I hope I'm not asking too many questions.  I'd like to address this in
my paper, because I think it can be a stumbling block for people as they re-create old memories on the page.

I did google winter counts, such a fascinating concept and a great idea
for a writing prompt.  Have you written other "winter counts?"

Jerry Kruger is a great name, real or not!

And I agree, Whidbey is a wonderful place to retreat to for our writing
residencies.  we are lucky.

Thanks so much again,

Janet

 
I guess I was still flattered, I guess, because a few days later, I wrote Janet back this e-mail:


Hi, Janet,

Well, as you no doubt know, as you crack open a scene, and think and imagine yourself or your characters deeper and deeper into the particular time and place and action of the situation of your scene, you are apt find out more and more and, in the case of memoir, to remember more and more, as well.

One exercise I do with my students (and myself from time to time) is to imagine myself in the place of the scene and close my eyes (with computer keyboard or writing pad handy). I tell my students to look to their left. What, in their scene, do they see, hear, smell, touch even. Write that down. Then I ask them to look right (do the same with regards to writing down what they perceive using their senses). I also ask them to look behind them and then in front of them (sometimes up and down, as well). For each direction, I ask them to write down what my students hear, see, smell, and perhaps touch. Sometimes we'll even use blindfolds (makes it more fun and mysterious). But you don't have to do that -- just twisting yourself mind and imagination deeper and deeper into the well of scene can produce the same results.

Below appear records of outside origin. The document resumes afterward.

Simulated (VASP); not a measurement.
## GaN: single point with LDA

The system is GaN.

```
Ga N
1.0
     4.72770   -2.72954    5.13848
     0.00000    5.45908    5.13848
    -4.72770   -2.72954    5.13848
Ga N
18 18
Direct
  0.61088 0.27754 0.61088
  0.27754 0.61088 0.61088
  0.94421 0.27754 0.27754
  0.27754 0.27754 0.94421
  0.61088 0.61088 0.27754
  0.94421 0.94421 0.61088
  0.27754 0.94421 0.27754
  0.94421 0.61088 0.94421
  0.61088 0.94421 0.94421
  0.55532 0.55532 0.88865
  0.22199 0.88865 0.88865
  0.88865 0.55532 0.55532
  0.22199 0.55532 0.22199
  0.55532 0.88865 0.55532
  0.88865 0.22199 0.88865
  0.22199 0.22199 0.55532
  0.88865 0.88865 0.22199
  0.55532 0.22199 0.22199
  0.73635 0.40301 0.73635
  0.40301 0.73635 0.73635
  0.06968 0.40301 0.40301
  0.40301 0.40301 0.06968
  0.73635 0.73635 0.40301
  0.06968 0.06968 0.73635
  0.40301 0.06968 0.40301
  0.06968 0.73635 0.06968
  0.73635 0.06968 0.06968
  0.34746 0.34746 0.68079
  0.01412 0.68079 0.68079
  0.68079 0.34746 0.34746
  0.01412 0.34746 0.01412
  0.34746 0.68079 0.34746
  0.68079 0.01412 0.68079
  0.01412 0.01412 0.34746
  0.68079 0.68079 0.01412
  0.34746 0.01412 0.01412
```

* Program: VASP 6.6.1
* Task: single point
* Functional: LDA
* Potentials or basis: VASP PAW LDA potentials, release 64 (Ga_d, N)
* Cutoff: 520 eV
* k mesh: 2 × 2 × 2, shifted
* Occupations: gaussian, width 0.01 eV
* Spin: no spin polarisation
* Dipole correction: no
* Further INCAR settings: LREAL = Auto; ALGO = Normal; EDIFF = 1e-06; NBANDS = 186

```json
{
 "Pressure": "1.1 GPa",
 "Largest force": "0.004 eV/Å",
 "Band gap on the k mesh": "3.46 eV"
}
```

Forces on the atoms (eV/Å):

Now, your e-mail also brings up a question of ethics, Janet, in particular the ethics of the journalist versus the ethics of the creative nonfiction writer. In both cases we try to "get" what happened rightly and truly. That's our pledge, yes? In fiction, we try to do that, too, more or less (that is, fidelity to the scenes and characters and fictional world that we make up), and it's the "more or less" where the "creative" part of creative nonfiction comes in. Did Miss Arlington play that Straus waltz on that particular day in 1964. I can't swear that she did, although I do remember she played it sometime during that semester when I was a poor pupil in her class. And did I have a crush on Melinda Coates when I was 8. Absolutely. Did I dance with her on that particular day when Sherrie Luna rammed Jerry's head into the handball court wall? I'm can't swear to that, either, but I did dance with her, and my hair did get caught in the hinges of my glasses now and again.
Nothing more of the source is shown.